Skip to content

Remembering the origins of the Good Work Foundation

Remembering the origins of the Good Work Foundation
Kates LI 10 Mar 3
Kates LI 10 Mar 7

I was in Philippolis last week to visit Good Work Foundation's Digital Learning Campus in the Free State. Here, in the dusty streets of this small town on the edge of the Karoo, is where the GWF story all began. In 2005, before we even founded the Good Work Foundation, myself, Boyd Varty, volunteers from Future Nature (a volunteer programme I was running at the time), the minister of the Dutch Reformed Church, Rev. Carin van Schalkwyk, local sheep farmer Lulani Vermeulen and the community of Bergmanshoogte on the outskirts of the little town, came together to build a preschool, to offer learning opportunities where none yet existed.

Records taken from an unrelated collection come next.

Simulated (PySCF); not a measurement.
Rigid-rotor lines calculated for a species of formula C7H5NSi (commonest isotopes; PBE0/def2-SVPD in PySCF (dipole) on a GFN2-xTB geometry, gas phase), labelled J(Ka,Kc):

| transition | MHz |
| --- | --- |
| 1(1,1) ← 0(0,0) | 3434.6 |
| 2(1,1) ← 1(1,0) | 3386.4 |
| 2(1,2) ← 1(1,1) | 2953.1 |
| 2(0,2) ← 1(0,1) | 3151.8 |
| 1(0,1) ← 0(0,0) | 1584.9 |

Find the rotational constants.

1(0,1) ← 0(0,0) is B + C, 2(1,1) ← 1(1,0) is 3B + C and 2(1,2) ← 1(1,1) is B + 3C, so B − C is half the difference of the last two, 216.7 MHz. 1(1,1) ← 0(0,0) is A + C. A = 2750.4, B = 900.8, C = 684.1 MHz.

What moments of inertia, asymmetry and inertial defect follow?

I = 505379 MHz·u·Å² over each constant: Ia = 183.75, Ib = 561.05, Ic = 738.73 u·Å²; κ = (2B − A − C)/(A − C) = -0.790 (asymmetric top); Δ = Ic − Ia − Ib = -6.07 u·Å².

We made our own bricks, used windows and door frames kindly donated by local farmers and found scrap zinc for the roof. We built two classrooms and a kitchen over the December holidays. I carried water and cement in my red Chico golf from my house in Justisie Street to the site a few kilometres away. We worked in the hot sun all day, helped by about 20 teenagers from all over South Africa under the auspices of Future Nature, and put the Chico’s headlights onto the building so we could carry on after dark.

The first class of Wielie Walie Creché opened in January 2006, taught by Teacher Sienna, who had been teaching her class of about 30 three-, four- and five-year olds in an abandoned hall.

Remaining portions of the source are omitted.